I've chosen this method as I wish to have the ability for peripherals to stall the CPU. A bus transaction is achieved by: The master places the data, address and read/write bit on the bus, bringing the ack(c->p) high. Once the slave has successfully received the information and has placed the response back on the data (p->c) bus, the slave sets its ack(p->c) high. The master notes the slave has successfully placed the data, takes the data for processing and releases the ack(c->p). The bus is now in idle state again, ready for further transactions.
Obviously this is a very simple bus protocol and doesn't include burst features, variable word sizes or other more complex features. My question however is what space efficient methods can be used to connect peripherals to a master CPU?
I've looked into 3 different methods as of yet. I'm currently using a single output data bus from the master to all of the peripherals, with the data outputs from all the peripherals being or'd, along with their ack(p->c) outputs. Each peripheral contains a small address mux which only allows a slave to respond if the address is within a predefined range. This reduces the logic for switching between peripherals but obviously will infer lots of logic/peripheral for the address muxes which leads me to believe that future scalability will be impacted.
Another method I though of was having a single large address mux connected from the master which decodes the address and sends it, along with the data and ack signals to each slave. The output data is then muxed back into the master. This seems a slightly more efficient method though I always seem to end up with ridiculously long data vectors and its a bit of a chore to keep track of.

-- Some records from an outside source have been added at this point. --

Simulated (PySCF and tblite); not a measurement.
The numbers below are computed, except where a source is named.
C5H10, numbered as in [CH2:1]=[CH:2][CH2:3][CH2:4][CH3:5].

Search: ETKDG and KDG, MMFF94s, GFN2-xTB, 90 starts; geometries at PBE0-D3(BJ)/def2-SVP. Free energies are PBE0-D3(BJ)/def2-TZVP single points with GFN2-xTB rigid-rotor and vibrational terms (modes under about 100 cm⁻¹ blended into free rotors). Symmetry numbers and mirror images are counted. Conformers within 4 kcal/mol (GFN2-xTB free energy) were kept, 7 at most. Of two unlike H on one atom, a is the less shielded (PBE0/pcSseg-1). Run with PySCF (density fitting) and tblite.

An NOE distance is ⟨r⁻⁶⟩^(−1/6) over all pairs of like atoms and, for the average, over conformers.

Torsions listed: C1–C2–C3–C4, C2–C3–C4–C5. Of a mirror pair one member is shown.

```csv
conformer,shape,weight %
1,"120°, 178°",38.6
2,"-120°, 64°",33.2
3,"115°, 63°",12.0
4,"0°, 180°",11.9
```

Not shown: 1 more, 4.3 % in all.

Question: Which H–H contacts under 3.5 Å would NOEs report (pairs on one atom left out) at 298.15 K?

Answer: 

A third method I thought of was to have it arranged in a ring like fashion. The master address goes to all of the slaves, with a smaller mux which merely chooses which ack signals to send out. The data output from the master then travels serially through each slave. Each slave contains a mux which can allow it to either let the data coming into it pass through unaffected OR to allow the slave to place its own data on the bus. I feel this will work best for slow systems as there is only one small mux/slave required to mux between the incoming data and that slave's data, along with a small mux that decodes the address and sends out the ack signals. The issue here I believe however is that with lots of peripherals, the propagation delay from the output of the master to the input of the master would be pretty large as it has to travel through each slave!
Could anybody give me suitable reasoning for the different methods? I'm using Quartus to synthesize and route for an Altera EP4CE10E22C8 FPGA and I'm looking for the smallest implementation with regards to FPGA LUTs. My system uses a 16bit address and data bus. I'm looking to achieve at minimum ~50MHz under ideal memory conditions (i.e no wait states) and would be looking to have around 12 slaves, each with between 8 and 16bits of addressable space.
Thanks!
I suggest that you download the AMBA specification from the ARM web site (http://www.arm.com/) and look at the AXI4-lite bus or the much older APB bus. In most bus standards with a single master there is no multiplexer on the addresses, only an address decoder that drives the peripheral selection signals. It is only the response data from the slaves that are multiplexed to the master, thanks to the "response valid" signals from the slaves. It is scalable if you pipeline it when the number of slaves increases and you cannot reach your target clock frequency any more. The hardware cost is mainly due to the read data multiplexing, that is, a N-bits P-to-one multiplexer.
This is almost your second option.
The first option is a variant of the second where read data multiplexers are replaced by or gates. I do not think it will change much the hardware cost: or gates are less complex than multiplexers but each slave will now have to zero its read data bus, which adds as many and gates. A good point is, maybe, a reduced activity and thus a lower power consumption: slaves that are not accessed by the master will keep their read data bus low. But as you synthesize all this with a logic synthesizer and place and route it with a CAD tool, I am almost sure that you will end up with the same results (area, power, frequency) as for the more classical second option.
Your third option reminds me the principles of the daisy chain or the token ring. But as you want to avoid 3-states I doubt that it will bring any benefit in terms of hardware cost. If you pipeline it correctly (each slave samples the incoming master requests and processes them or passes them to the next) you will probably reach higher clock frequencies than with the classical bus, especially with a large number of slaves, but as, in average, a complete transaction will take more clock cycles, you will not improve the performance neither.
For really small (but slow) interconnection networks you could also have a look at the Serial Peripheral Interface (SPI) protocols. This is what they are made for: drive several slaves from a single master with few wires.
Considering your target hardware (Altera Cyclone IV), your target clock frequency (50MHz) and your other specifications I would first try the classical bus. The address decoder will produce one select signal for each of your 12 slaves, based on the 8 most significant bits of your 16-bits address bus. The cost will be negligible. Apart these individual select signals, all slaves will receive all other signals (address bus, write data bus, read enable, write enable(s)). The 16-bits read data bus of your master will be the output of a 16-bits 12-to-1 multiplexer that selects one slave response among 12. This will be the part that consumes most of the resources of your interconnect. But it should be OK and run at 50 MHz without problem... if you avoid combinatorial paths between master requests and salve responses.
A good starter is the WISHBONE SoC Interconnect from OpenCores.org. The classic read and write cycles are easy to implement. Beyond that, also burst transfers are specified for high throughput and much more. The website also hosts a lot of WISHBONE compatible projects providing a wide range of I/O devices.
And last but not least, the WISHBONE standard is in the public domain.